Under the terms of the Government of India Act of 1919 (Montague-Chelmsford Reforms), the speaker and deputy speaker institutions were first established in India in 1921.
Back then, the position was called President and Deputy President respectively. The Government of India Act of 1935 Changed the nomenclature to the Speaker and Deputy Speaker but the same nomenclature continued till 1947.
In 1921, the first appointed Deputy Speaker (Deputy President) of the Central Legislative Assembly was Sachidanand Sinha.
In 1925, the first elected Speaker of the Central Legislative Assembly was Vitthalbhai J. Patel.
Similar to how the speaker is elected, the deputy speaker is also elected by the Lok Sabha from among its members. The election for the selection is conducted after the election of the Speaker.
It is the speaker who fixes the date of the election of the Deputy Speaker unlike the Speaker of the Lok Sabha, whose date of the election is fixed by the President.
Same as the Speaker, Deputy Speaker also remains in office during the life of Lok Sabha. However, he can vacate his office in certain cases.
Like the Speaker, while presiding over the house, Deputy Speaker cannot vote in the first instance and is only allowed to a casting vote that also just in case of a tie.
When Speaker presides over the house, the Deputy speaker is just like any other ordinary member. Where he can participate in its proceedings and vote in the first instance on any question.
The salary and allowances are fixed by the Parliament and charged to the consolidated fund of India.
Term of Office of Deputy Speaker
Usually, the Deputy Speaker remains in office during the life of Lok Sabha.
In normal circumstances, it is 5 years. He has to vacate his office immediately before the meeting of the newly-elected Lok Sabha.
The term of the office is automatically extended if the life of the Lok Sabha is extended such as in case of an Emergency.

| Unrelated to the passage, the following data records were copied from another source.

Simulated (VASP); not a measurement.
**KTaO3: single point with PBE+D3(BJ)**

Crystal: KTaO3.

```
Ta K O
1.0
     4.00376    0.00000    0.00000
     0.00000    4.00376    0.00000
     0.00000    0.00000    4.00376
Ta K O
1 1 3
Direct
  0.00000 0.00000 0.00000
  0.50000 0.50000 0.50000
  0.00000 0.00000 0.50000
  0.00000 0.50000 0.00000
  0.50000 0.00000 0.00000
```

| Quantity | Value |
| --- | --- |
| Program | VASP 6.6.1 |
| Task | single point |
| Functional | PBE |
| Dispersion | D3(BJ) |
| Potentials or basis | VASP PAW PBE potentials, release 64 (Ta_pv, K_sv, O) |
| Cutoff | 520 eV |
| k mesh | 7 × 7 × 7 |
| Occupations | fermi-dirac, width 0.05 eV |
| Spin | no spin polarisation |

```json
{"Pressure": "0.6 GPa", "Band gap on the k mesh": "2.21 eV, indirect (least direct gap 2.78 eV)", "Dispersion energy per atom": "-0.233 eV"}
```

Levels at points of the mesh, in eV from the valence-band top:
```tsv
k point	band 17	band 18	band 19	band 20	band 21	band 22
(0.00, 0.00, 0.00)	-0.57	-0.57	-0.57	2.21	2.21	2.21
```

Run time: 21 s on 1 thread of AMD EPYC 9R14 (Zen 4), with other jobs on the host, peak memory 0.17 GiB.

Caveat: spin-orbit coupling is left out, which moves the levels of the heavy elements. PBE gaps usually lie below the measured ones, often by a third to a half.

However, he vacates his office earlier in certain circumstances like removal, resignation, or in case ceased to be a member of the house.
Removal of Deputy Speaker
Deputy Speaker can vacate his office in certain circumstances i.e.,
- If he is no longer considered a member of the Lok Sabha
- Produces a resignation by writing to the Speaker
- In case of removal by a resolution
The resolution for the removal must be passed by all the then members of the Lok Sabha. Such a resolution can be moved only after presenting 14 days’ advance notice.
Duties and Responsibility
The Deputy Speaker has certain responsibilities to fulfill. The most important of them are-
- When the speaker’s office is vacant, he performs the duties of the Speaker of Lok Sabha.
- He also performs the duties of the Speaker in case of the absence of the Speaker.
- While performing the duties of the Speaker, he assumes all the powers of the Speaker.
- In absence of the Speaker, he presides over the joint sitting of the houses.
- When he presides over the house, he decides whether a bill is a money bill or not, just like the speaker.
- Maintain order and decorum in the house and have the authority to suspend a member for disruptive behavior.
Position and Privileges
The office of the Deputy Speaker is not subordinate to the speaker. He is directly responsible for the house.
Deputy Speaker has one special privilege, every time a deputy speaker is appointed as a member of a parliamentary committee, he automatically assumes the chairmanship of that committee.
Panel of Chairpersons
The panel of Chairpersons is a panel of members of Lok Sabha that consist of not more than 10 members of Lok Sabha.
In case of the absence of both the Speaker and the Deputy Speaker, any member of the panel can preside over the house. While presiding they assume all the powers of the Speaker.
Here it’s important to mention that the panel of chairpersons cannot preside over the house when the office of the speaker and deputy speaker is vacant. During such a situation, President may appoint a member to perform the functions of the Speaker.
The panel holds office until a new panel of chairpersons is nominated.
Speaker Pro Tem
As per the constitution, the Speaker of the last Lok Sabha has to vacate his office immediately before the first meeting of the newly-elected Lok Sabha. So, the president appoints a member of Lok Sabha as a Speaker Pro Tem. Normally, the senior-most member is selected as Speaker Pro Tem and the President administers his/her oath.
He presides over the first sitting of the newly-elected Lok Sabha and has the duty to administer the oath of the new members. Along with enabling the house to elect the new Speaker.
The office of Speaker Pro Tem cease to exist right after the Speaker got elected. Hence this office is temporary in nature.
- Article 93- The Speaker and D. Speaker of the House of the People
- Article 94- Mentions vacation, resignation from the positions of Speaker and Deputy Speaker, and removal from such positions
- Article 95- States the power of the Deputy Speaker or other person to carry out the responsibilities of the Speaker’s office or to act in that capacity
- Article 96- Clarifies that while a resolution to remove the Speaker from office is being considered, the Speaker or the Deputy Speaker shall not preside.
- Article 97- Salaries and benefits for the Speaker and Deputy Speaker, as well as the Chairman and Deputy Chairman
The office of the Deputy Speaker is as important as the office of the Speaker. The constitution has created this office for the smooth functioning of the house. The main purpose of the house is to avoid irregularity in the proceedings in case of any vacancy or absence.